Despite the challenges associated with the MDP model, Riskin says that MDPs can be successful if they are specialized and offer a combination of services for specific individuals or industries.
The Toronto immigration law firm of David Rosenblatt & Associates offers this type of service and specialization. Rosenblatt, managing partner of the firm, ventured into international employment recruitment during the IT boom in 2000 and founded the Passportal Group—a network of companies offering international recruitment, immigration and business services.
Client companies, who used his firm to attain work visas and immigration papers for their employees, started asking Rosenblatt if he could help them find skilled workers from overseas. He responded by launching a number of Web sites, namely: caregiver.ca (nanny and caregiver recruitment), brainiacs.com (IT recruitment), and Cv.tv (an online database of resumes that includes video profiles of jobseekers). In the case of Cv.tv, once an employer chooses a potential employee, the law firm steps in to complete the necessary paperwork to bring the worker to Canada.

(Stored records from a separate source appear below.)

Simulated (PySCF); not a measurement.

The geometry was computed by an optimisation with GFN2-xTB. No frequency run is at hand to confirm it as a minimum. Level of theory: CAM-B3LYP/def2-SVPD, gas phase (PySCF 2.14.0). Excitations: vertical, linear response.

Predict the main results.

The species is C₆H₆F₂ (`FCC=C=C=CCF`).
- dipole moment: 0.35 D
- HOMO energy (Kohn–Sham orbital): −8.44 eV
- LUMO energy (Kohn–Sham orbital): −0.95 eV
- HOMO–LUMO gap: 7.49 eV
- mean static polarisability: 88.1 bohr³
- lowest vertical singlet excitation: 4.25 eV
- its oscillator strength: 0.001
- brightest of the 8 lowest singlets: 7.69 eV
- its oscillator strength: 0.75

“What we’re doing is not the traditional definition of an MDP,” says Rosenblatt. “What we’re doing instead is forming an association of different employment-related companies offering a variety of services in order to fill worker shortages with internationally trained, skilled workers.”
The success of Rosenblatt’s model can be attributed largely to its highly specialized nature. “As a result of the international recruitment side of the business, the firm is getting a lot more clients because employers want to bring more skilled workers to Canada and many workers want to come here to live and work,” he explains. “We charge a smaller recruitment fee than traditional recruiters, but the payoff is that in two years we expect to have 200 per cent growth in business for the law firm.”
d) Virtual Law Firms
We’ve all heard about virtual law firms, but what are they exactly? Picture a scenario where going to the office involves logging into the firm’s private Web site, with confidential information stored on secure Internet servers and client communications come in via e-mail. The overhead savings realized by not having an office can then be passed on to the client.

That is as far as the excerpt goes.